How to Choose the Right RGB Lighting Style or Deco for Your Custom PCs
Far from the earlier days of enthusiast DIY PC building, the addition of RGB lighting effects on your computers is now considered a legit and technical build option to have on your custom PC. This is made even more prominent with the universality of PC cases with transparent panels. Whether it is acrylic or tempered glass, these cases are always going to be designed to showcase your build’s internal components, including all the bling you decide to get.
“If a PSU is the engine of your PC, then RGB are all of the external décor. Not essential, but is beautiful when done the right way.”
Needless to say, everyone knows that RGB lighting is never a matter of function. But should you really desire to set up one for your build, here are a simple guide that would help you get through all the basics.
To RGB, or Not To RGB
Perhaps the most obvious guideline that we have to start with when it comes to RGB, is budgeting your whole build. In general, RGB should be the very last thing you consider when making your initial component list. If you are ever on some specific budget, keep dialing back down your options in RGB, regardless of whether your funds would be relatively large or not. Remember, your priority is PC hardware performance.

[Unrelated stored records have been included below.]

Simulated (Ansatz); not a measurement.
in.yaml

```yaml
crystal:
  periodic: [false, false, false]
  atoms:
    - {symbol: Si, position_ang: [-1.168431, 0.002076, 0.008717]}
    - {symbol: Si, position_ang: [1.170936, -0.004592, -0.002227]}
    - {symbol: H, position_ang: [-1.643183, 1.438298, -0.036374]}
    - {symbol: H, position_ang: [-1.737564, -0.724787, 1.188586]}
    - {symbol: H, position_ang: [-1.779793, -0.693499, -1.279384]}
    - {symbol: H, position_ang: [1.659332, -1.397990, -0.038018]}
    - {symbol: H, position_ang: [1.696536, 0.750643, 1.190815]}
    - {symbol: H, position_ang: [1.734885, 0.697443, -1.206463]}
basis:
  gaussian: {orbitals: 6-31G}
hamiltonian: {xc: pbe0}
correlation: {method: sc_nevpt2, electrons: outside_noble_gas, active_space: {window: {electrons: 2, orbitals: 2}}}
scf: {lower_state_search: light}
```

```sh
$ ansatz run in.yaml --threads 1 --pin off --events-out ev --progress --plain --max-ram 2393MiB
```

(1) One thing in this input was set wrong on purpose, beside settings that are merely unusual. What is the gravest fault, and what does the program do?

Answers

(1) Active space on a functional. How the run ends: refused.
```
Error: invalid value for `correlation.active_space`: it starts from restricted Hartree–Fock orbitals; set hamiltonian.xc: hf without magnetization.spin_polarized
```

As such, you have to get the absolute best CPU, GPU, and motherboard that you can possibly get first, along with other components that would affect their performance (PSU and cooling options, among others). This includes wrangling the numbers in search of primary PC components that might include RGB features. When all is said and done, if there’s still room for RGB setups, then you start from that there.
Then again, if you do have all the funds that you can throw at your machine, then by all means, apply RGB lighting to your heart’s content.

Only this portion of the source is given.